AS CELTIC GET SCHOOLED BY HEARTS TONY BLOOM SCHOOLS CELTIC BOARD
- BY LIAM CARRIGAN
- 2 hours ago
- 3 min read

One of the most difficult things to do, for any sports fans, not just Celtic supporters, is to see the positives in a defeat and areas where your rivals deserve praise, acknowledgement and sometimes, even, emulation.
Watching the way Hearts’ Tony Bloom took genuine joy in watching his team beat Celtic yesterday, and then spending the next half hour or so embracing and engaging in prolonged, meaningful conversations with the overjoyed Hearts supporters, one thought crossed my mind which I could not process.
“When was the last time we saw anyone from Celtic’s board or major shareholders taking such genuine joy in one of our results, and sharing that joy with ordinary fans?”
Answers on a postcard please...
With Hearts, Tony Bloom Shows Us The Importance of Emotional Investment Alongside Financial Commitment
If you’ll indulge me, I’m going to use a movie metaphor to make my point here.
There’s a scene in Enter the Dragon, where Bruce Lee is training a young student. The student is competent, but clearly just going through the motions. Bruce Lee tells him. “No, we need emotional content”. The student then takes an enraged swing at Bruce Lee, to which the master responds “I said emotional content, not anger!”
That’s the difference between the Hearts boardroom and the Celtic boardroom at the moment. It’s also why one team is top of the league while the other appears to be in freefall. Tony Bloom isn’t just going through the motions; he’s clearly reveling in the challenge of breaking Scottish football’s historic duopoly. He has the "emotional content" behind his shrewd business moves.

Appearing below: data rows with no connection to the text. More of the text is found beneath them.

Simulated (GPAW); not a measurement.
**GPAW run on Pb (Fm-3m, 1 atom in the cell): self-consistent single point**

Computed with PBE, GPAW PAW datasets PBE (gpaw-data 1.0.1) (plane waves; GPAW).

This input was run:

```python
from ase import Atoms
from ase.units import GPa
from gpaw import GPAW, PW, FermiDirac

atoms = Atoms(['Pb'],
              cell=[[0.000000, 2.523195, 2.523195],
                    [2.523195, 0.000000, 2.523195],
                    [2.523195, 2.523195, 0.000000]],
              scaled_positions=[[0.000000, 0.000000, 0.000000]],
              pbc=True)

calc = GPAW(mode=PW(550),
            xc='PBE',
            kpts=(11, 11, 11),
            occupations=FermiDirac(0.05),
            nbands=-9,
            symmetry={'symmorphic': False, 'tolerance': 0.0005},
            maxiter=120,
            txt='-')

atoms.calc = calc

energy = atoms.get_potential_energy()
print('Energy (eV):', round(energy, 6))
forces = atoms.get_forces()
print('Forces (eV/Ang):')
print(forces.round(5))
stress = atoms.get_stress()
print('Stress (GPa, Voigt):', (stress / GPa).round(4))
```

Meanwhile, Celtic have a stale, out of date board, full of yes men and people so risk-averse, I’m frankly amazed they can muster the courage to get out of bed in the morning.
Imagine if Celtic fans, in celebration, approached Michael Nicholson, or Dermot Desmond, the way so many Hearts fans made a beeline for Tony Bloom at full-time yesterday. Would they have engaged the fans in conversation, posed for selfies, or hugged and embraced the people who make the football club what it is?

I highly doubt it. More than likely, they’d have screamed for security and the poor fans would have been ejected and banned from the stadium for daring to stand on an equal footing with their superiors.
Ok, I’m probably being a bit hyperbolic there but you get my point.
I just couldn’t get over the sheer, stark contrast of this, a major shareholder who doesn’t just interact with the fans, but actively takes pleasure in it, and sees it as part of the fun of being a big investor in a football club.
Dermot Desmond can’t even be bothered to drag himself away from the golf course for our AGM most of the time.
I don’t like Hearts, thanks largely to that minority, albeit an especially vocal and obnoxious minority in their support, who attach themselves to much of the same bigotry and hate as Rangers (Requiescat in Pace) and their successor club.
Still, one of my best mates in Tokyo is a Jambo, and he also has little time for that element of his own support.
So, for people like him, and people like Tony Bloom, who despite his extreme wealth still realizes how much football means to the ordinary fan, I am genuinely pleased for them today.
What I wouldn’t give to have someone bring a similar breath of fresh air to the Celtic Board room right now...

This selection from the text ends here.